I very rarely sell schematics, and when I do, I always charge them at the profit margin I get off tissues.

Just a little while before I retired from making tissues I ran out of meat, and still had customers asking me for runs, so I offered them to supply the meat, and I'd make the run for the cost of the run minus the meat. This was brilliant for me as I received the same profit as if I had the meat, but then didn't have to worry about finding the meat.

The ironic thing is that the Chefs had teh money to buy much more meat than me, and were happy to provide me with the meat. If they didn't have such a huge stockpile, then perhaps my stockpile would have been bigger, and the prices cheaper for them int eh first place as there would likely be less meat demand. They are driving up the cost of the subcomponents, then complaining if they are priced too high.

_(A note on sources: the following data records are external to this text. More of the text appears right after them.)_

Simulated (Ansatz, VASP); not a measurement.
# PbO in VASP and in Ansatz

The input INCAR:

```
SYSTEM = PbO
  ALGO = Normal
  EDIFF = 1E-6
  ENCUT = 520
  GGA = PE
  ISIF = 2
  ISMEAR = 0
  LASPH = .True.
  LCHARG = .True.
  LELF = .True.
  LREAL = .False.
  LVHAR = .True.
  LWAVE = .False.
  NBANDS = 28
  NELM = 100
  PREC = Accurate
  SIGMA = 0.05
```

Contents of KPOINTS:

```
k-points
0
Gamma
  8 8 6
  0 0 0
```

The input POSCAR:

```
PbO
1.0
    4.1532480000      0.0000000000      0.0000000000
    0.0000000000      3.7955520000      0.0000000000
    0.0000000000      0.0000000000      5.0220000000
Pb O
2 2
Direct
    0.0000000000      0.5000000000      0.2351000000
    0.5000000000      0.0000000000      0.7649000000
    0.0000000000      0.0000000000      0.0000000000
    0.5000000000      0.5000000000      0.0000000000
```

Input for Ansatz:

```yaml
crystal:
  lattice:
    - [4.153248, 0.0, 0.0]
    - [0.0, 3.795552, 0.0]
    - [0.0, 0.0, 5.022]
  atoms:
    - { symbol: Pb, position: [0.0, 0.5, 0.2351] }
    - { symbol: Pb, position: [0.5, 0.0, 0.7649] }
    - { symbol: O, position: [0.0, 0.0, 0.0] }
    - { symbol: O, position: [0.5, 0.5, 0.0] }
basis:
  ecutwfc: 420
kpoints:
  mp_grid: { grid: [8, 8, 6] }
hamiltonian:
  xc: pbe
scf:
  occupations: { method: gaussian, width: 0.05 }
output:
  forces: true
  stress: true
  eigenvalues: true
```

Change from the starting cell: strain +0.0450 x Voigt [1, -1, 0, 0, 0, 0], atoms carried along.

One solution, as I see it, is to increase the chance for HQ spawns on things such as creature organics, so there is almost always a good enough spawn to use in HQ goods. This would negate the need for stockpiling, and therefore remove the bidding war that occurs every time a HQ spawn occurs as people fight to get enough to last them till the next spawn.

This wouldn't need to be applied to other forms of resources, as in general the prices for harvesting is fairly reasonable.

Another solution, but one which seems like a bad idea to me, is to allow harvestors for creature organics such as a 'Creature Farm'. This however has a negative effect on Rangers and Scouts unless they are involved in the process.